So, Benson sets out to visit the ballet dancer to get a sense of the story. He meets with Madu and his mother before returning to the Los Angeles company, Hunting Lane Films, simply happy to be part of the child’s story in whatever capacity. He does not expect them to ask him to co-direct the film, but that is exactly what they do.
He soon finds himself working with Matthew Ogens, an Oscar-nominated and Emmy-winning filmmaker, to tell the story of this gifted boy, Anthony Madu, in Madu (2024), a Disney Original Documentary that has now earned two nominations at the 46th Annual News & Documentary Emmy Awards, in the “Outstanding Arts and Culture Documentary” and “Outstanding Direction – Documentary” categories.
This Emmy nomination for direction in a documentary is a first for a Nigerian filmmaker. But Joel Kachi Benson is not new to the art of breaking Nigerian filmmaking records. He’s not just a documentary filmmaker; he is a virtual reality documentary filmmaker, a rarity in these parts.
His very first virtual reality documentary film, In Bakassi (2018), about an orphaned boy living with PTSD in one of the largest camps for internally displaced persons in North-Eastern Nigeria, is widely credited as the first virtual reality documentary by a Nigerian filmmaker. The documentary went on to screen at the 2019 Berlin International Film Festival, marking the first VR documentary by a Nigerian filmmaker at the Berlinale.
His second virtual reality documentary, Daughters of Chibok (2019), about the abduction of the Chibok girls, featured on the Forbes List of Top 50 VR Experiences of 2019 and became the first African film to win “Best VR Immersive Story for Linear Content” at the Venice International Film Festival.
His third VR doc, titled Noah’s Raft (2021), which he co-directed with Tal Michael Haring, is set in Africa’s largest water slum and won the Saint Lucia Award for Best VR Short Film in the Virtual Reality Competition at the 2021 Bogota Short Film Festival.
A Berlinale screening, a Venice win, and Emmy nominations—yet Joel Kachi Benson just wants to make an impact. When I ask him if such huge feats ever get old, he makes it clear that the real win, for him, is the impact these films have.
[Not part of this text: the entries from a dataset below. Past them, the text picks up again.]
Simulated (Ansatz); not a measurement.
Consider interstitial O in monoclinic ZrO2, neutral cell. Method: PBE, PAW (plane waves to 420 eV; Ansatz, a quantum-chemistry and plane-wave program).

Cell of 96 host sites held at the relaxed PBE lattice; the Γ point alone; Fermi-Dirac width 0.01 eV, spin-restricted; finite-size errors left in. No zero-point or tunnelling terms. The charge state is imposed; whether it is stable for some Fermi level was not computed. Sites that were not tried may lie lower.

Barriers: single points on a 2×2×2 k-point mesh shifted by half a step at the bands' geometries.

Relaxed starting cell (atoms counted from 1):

“I tend to move on from these things very quickly”, he tells me. “I guess it’s usually a case of why did I make the film in the first instance. So, once I understand and figure out why am I making this film, and I achieve that, then every other thing is more like an add-on. When I made In Bakassi, I really just wanted to test out this technology and see how powerful it can be as a tool for storytelling.
“When I tested it out and it worked, and I got the feedback from people that ‘Oh, it felt like I was in an IDP camp; it felt so real for me’, my objective had been accomplished. And then, we were able to also do the social impact side of it which was to help this kid go back to school. So, going to Berlinale and every other place was like, ‘Okay, that’s cool, that’s fine.’
“When we did Daughters of Chibok, I was actually compelled by a friend to send it to Venice, but for me, what was more important was being able to tell the story of these women. Again, using this technology, I wanted to bring people to Chibok. And so, when we applied to Venice and we got the invitation, it was surprising for me, I wasn’t expecting it. Again, being able to play the film on such a huge platform, for me, was ‘Fantastic! We’re able to bring the story back to the global stage.’ I wasn’t expecting to win anything. If there’s anything that has taken me by surprise in recent times, it would be that one.”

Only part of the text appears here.